Will we learn from the NSA eavesdropping scandal?

Having used encryption for a long time and having used PGP consequently for more than five years it seems unlikely to me that people will go the extra mile to ensure the confidentiality of their electronic correspondence.

Leaving aside the millions of netizens who divulge information voluntarily via channels like Facebook, Twitter, Flickr, Google and many others, we’re still left with a deficit in education. Most netizens, if you ask them, have not even realized the basic truth that your email is just about as secure as a postcard. Yes, not even as secure as a letter in an envelope, commonly protected by law to ensure confidentiality1. So what does that mean? It means that the sender can be faked in an email and the content is readable by every so-called mail-transfer agent (MTA) on the way. Even if the connection between two MTAs is encrypted using SSL/TLS, this doesn’t solve the inherent problem. Every ISP on the way between two – and there are ways to forge the path an email takes – can read the content of the email.

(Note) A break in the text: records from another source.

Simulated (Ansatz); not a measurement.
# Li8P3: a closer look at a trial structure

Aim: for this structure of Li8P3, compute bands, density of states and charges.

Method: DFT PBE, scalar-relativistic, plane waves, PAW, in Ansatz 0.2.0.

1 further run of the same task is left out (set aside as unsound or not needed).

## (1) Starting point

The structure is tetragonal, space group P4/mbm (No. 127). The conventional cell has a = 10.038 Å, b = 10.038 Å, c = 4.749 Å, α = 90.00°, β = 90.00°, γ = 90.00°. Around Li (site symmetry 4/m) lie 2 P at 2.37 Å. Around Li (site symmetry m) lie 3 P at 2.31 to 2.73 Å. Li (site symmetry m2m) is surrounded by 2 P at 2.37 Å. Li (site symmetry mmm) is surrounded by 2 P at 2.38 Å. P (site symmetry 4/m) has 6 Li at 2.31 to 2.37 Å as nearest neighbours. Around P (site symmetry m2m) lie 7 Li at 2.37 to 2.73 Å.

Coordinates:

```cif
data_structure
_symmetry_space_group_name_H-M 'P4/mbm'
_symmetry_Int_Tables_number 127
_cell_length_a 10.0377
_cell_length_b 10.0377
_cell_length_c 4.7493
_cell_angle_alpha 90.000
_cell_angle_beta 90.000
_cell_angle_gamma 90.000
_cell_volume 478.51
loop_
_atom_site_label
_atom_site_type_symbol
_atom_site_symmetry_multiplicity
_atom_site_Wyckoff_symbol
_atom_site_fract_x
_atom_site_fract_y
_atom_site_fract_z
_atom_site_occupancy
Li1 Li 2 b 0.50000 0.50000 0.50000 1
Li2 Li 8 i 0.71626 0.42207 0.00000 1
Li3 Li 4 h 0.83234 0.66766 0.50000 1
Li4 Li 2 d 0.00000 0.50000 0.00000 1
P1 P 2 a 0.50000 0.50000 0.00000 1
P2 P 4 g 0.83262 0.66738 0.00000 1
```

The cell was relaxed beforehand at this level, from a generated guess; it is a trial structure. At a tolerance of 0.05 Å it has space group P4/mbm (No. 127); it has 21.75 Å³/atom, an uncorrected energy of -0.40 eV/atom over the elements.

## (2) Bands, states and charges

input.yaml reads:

This is where PGP comes in. PGP stands for Pretty Good Privacy and is available as both a convenient commercial package or an equally convenient open source solution with an add-on for Mozilla and other mail clients, yes even web mailers. PGP allows you to encrypt your correspondence if, and that’s a big if, the recipient has published his or her public PGP key. Without that, you cannot encrypt anything for that recipient. Conversely another person needs to know your public key to be able to encrypt emails to you.

However, even in such case you can still sign your emails to prove they’re from you. This is similar to signing a letter.

And yes, it doesn’t take PRISM to see the need for that. It just takes a bit of skepticism concerning governmental control of all kinds of aspects of your life.